Yeah, “health care reform” is not about health care. Health care reform is about controlling people. Well, commandeering or conquering the NFL is about taking something very popular and making it a liberal entity so as to use it as a weapon in popular culture to liberalize and make “progressive” as much of the viewing public of the NFL as they can.


It’s the next Hollywood for liberal domination, and they’re gonna try to make it just as hip as the music industry is. Speaking of which, look at what Jay-Z is doing. Jay-Z is now all over the NFL. He is a licensed agent for the NBA and Major League Baseball. Take a look at something else. Every time an NBA game is on in New York or LA, you see big entertainment stars for music, TV, and movies — and, increasingly, politicians are showing up.

Bill Clinton. Obama has wormed his way into sports big time with his bracket selection. You can’t watch a Super Bowl or a Sunday night game without getting socked with politics from either Bob Costas or an interview with Obama. I mean, there’s no mistaking it. There’s no doubt what’s happening here. There is a liberal encroachment on the game. It’s subtle, and it’s just to make the game and the whole enterprise appear to be part of the progressive movement — and it’s got it all.

It’s got young athletes, sex appeal, huge television exposure, marketing exposure, turning the players into the same kind of celebrities that hip-hop artists are, the same kind of celebrities that other TV stars are. Young demographics are watching, huge opportunities to influence votes. The Regime co-opted a couple of teams to promote Obamacare, the Baltimore Ravens being one of them. You know, liberals own big entertainment, and a lot of them own NFL teams. Jeffrey Lurie of the Eagles is a super progressive. There are a number of them. Steve Tisch, New York Giants.

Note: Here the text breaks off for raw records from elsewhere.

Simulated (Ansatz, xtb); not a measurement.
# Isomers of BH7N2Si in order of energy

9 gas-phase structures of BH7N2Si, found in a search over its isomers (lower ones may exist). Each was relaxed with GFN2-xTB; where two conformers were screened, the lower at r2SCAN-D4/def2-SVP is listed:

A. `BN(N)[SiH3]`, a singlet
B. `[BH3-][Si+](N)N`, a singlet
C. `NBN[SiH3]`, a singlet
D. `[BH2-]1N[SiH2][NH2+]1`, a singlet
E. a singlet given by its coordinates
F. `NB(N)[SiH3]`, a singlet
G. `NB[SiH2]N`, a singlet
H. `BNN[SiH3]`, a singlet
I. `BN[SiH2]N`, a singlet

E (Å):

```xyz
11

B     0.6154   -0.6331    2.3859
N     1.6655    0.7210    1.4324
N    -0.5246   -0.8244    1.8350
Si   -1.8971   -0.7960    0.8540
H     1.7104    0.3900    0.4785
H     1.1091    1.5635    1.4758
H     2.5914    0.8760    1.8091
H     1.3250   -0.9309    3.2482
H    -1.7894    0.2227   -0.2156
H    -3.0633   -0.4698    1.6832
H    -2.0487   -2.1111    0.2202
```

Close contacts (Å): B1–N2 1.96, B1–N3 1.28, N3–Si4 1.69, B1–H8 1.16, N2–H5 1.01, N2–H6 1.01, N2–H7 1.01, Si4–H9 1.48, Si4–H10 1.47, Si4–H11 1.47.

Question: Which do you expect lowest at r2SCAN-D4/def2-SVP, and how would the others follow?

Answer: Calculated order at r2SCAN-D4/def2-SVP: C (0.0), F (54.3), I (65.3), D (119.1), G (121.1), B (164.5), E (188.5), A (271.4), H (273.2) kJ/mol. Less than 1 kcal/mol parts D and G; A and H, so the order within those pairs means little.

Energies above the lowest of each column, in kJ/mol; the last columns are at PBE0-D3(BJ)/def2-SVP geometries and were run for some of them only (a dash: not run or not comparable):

So I don’t think they’re gonna try stamp it out. I think instead they are going to attempt basically to take it over and to make what happens in football as naturally progressive and liberal as what happens in movies or on television shows. And the people who become stars in the NFL are gonna show up on TV and they’re gonna have the same — As evidence of this, look at, out of nowhere, the big push for the acceptance of gay marriage in the NFL, by two players who were immediately embraced.

Neither of them were big stars at the time, but they were embraced and they were given all kinds of coverage and airtime. Chris Kluwe and Brendon Ayanbadejo — getting his last name wrong. Linebacker for the Ravens. And now there’s, of course, Michael Sam, first announced gay to enter the NFL draft. So it’s clear it’s happening. They don’t want to stamp out the NFL. They don’t want to eliminate it. They want to conquer it. That’s what’s in the process of happening.

BREAK TRANSCRIPT

RUSH: I might also point out the National Football League has joined in the bullying of the governor of Arizona. The NFL is warning Arizona that you will lose the 2015 Super Bowl if you don’t veto this same sex bill, whatever it is. Religious freedom bill, right. Well, that’s what some people call it. The NFL is tax-exempt. It gives the government a lot of power over them, and therefore the NFL will find it necessary to kowtow and curry favor with the government. And in this case the government is Obama.